Putting Together a Team: 5 Steps for New Procurement Managers

5 Steps to Building a Procurement Team

1. Identify what you are responsible for and who’s holding you accountable

This is a good place to start because I believe you need to understand clearly the size and nature of the beast that you are taking on before you can provide appropriate services to meet your internal clients’ requirements.

2. Find out your budget

You have gone through the first step and understand the scope and extent of your position and what is expected of you. You may have gone one step further and worked out a headcount for both full- and part-time positions to cover what you need. Knowing how much your budget is will determine what you can or cannot have from a human resources perspective (particularly when your business is facing challenging economic times).

3. Contact Human Resources

You know what you need and what your company can afford. Develop position descriptions and a recruitment and placement plan. A checklist or person and skills profile will also help shortlist those who may be the best and closest possible fits for each description. Now you have tostart looking to put the person into the seat.

4. Put together a strategic plan

Now you have the new team in place; where to from here? Key performance indicators need to be clarified and agreed upon with each team member. You also need to agree upon development plans and your road map — including priorities for the team, rules for stakeholder engagement, team deliverables and a short- to medium-term strategic plan. When I say strategic plan, I refer to the strategies that you as a manager have put forward; they exemplify how you will meet, fulfil and exceed business expectations. Basically, it’s you and your team will demonstrate Procurement’s value proposition.

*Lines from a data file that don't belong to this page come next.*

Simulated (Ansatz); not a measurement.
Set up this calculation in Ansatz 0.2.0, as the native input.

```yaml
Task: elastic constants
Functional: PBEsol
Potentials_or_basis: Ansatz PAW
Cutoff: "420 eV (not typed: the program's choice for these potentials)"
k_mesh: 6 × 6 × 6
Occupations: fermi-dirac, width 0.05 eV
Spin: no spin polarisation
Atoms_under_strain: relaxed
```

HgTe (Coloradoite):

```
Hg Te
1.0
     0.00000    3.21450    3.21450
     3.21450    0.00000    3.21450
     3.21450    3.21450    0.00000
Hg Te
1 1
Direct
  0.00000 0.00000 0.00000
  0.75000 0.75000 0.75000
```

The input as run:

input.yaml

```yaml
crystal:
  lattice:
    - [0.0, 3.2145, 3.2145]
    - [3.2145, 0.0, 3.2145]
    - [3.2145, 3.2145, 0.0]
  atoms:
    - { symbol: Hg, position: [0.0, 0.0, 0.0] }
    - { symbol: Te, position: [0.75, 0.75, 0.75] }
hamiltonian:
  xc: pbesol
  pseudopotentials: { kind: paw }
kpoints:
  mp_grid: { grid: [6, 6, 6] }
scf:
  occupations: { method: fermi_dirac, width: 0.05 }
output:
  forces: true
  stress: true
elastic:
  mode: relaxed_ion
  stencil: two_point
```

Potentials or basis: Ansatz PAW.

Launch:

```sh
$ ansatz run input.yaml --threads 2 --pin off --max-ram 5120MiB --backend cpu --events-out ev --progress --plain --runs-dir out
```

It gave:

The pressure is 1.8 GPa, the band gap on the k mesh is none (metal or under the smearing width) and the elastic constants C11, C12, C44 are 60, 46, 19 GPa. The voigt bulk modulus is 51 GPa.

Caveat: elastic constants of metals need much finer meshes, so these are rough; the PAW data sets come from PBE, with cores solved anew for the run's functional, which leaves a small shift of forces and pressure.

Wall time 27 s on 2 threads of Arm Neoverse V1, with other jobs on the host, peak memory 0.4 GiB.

5. Plan your day-to-day management activities

You’ve got the plan, the road map and all the strategies in place. Now what is the framework for managing all of that on a day-to-day basis? Think about milestones and gateways — checking these off and assessing completion — and all the practical ways of assuring your team, collectively and individually, is on track or not.

How can you encourage and motivate your team?

As managers we ignore this at our peril. We all want to do what is best for the business, and we want to have the right mix of people, processes, systems and tools. Let’s assume that we have got this. However, the challenge is that life has an awful habit of getting in the way, as a results of issues inside or outside of work. Things can discourage your team, so as managers we must manage and move obstacles out of the way in order to work optimally as a team. Sometimes this means we need to be magicians and grief counsellors and maybe even do the impossible. Let’s motivate and encourage our teams to stay focused. And always remember that being a good listener does not make you a weak manager — it shows your humanity and commitment to getting the best results from your team.